I don't recall exactly when I started to question the Lincoln mythology. I recall having stumbled upon and being impressed by an essay on economic fascism by libertarian economist Tom DiLorenzo. I eventually discovered that he had written a couple of contrarian books on Lincoln. I don't think, to this day, I've ever read them and never bought them, but I've probably read several articles and watched multiple videos on them and related topics (debates, speeches, etc.) (Now I would expect pushback from professional historians with a vested interest in Lincoln mythology resenting this interdisciplinary interloper who has not been trained in the methods of their discipline, intellectual cherrypicking of facts, etc.; you'll see some of that, for instance, in the Wikipedia review of DiLorenzo. No doubt some of it is professional jealousy that an economist has achieved sales most will never achieve in their lifetime. As someone who has done interdisciplinary research (technical communication and applied psychology), I'm not surprised.) I do know DiLorenzo is or was affiliated with Abbeville Institute

I had also taken an interest in the writings of contrarian historian Tom Woods, who had penned a popular politically incorrect US history, the free market and Catholicism, etc., Brion McClanahan, a Southern historian and Wilson's last PhD student, also penned a politically incorrect guide. (Woods, in s recent podcast I clipped in my daily blog, gave a blistering quiz on Lincoln.) McClanahan is an affiliate in Tom Woods' Liberty Classroom and a frequent guest on Woods' daily podcast; Woods and DiLorenzo are also affiliated with Mises Institute.)
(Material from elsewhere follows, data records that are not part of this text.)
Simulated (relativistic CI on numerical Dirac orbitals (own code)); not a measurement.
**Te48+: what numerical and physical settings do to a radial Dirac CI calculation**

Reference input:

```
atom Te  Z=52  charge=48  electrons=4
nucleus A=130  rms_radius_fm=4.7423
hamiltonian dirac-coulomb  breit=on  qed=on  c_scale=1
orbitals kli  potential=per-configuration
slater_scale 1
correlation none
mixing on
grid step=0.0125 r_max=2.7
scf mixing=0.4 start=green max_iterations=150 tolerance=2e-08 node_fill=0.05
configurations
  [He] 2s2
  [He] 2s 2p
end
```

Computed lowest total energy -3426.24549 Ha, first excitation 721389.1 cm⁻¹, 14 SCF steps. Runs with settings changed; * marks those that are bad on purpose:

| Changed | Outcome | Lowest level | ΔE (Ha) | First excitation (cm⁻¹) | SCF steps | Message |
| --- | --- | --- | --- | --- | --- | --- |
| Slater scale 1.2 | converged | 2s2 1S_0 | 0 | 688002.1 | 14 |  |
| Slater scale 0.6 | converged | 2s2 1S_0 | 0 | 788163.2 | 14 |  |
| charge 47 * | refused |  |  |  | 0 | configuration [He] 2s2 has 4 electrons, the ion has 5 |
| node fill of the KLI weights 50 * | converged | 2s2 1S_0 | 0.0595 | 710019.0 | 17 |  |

I am naturally intellectually curious and an interdisciplinary scholar by nature; what DiLorenzo did was to prick holes in the dogma of the Church of Saint Lincoln, the War of Good vs. Evil. .These were indisputable historical facts, including Lincoln's unconstitutional suspension of habeas corpus, his executive order cracking down on his critics in the free press, etc. His holy war on slavery is contradicted by his very own first inauguration address. the Emancipation Proclamation did not apply to Union slave states, his own racial views have been called into question, including his advocacy of free black emigration. There were some hints that the Confederacy had put slavery on the diplomatic table and implied promises of emancipation for slaves enlisted in the war effort, although critics may point out the (late) timing and desperate (losing) contexts.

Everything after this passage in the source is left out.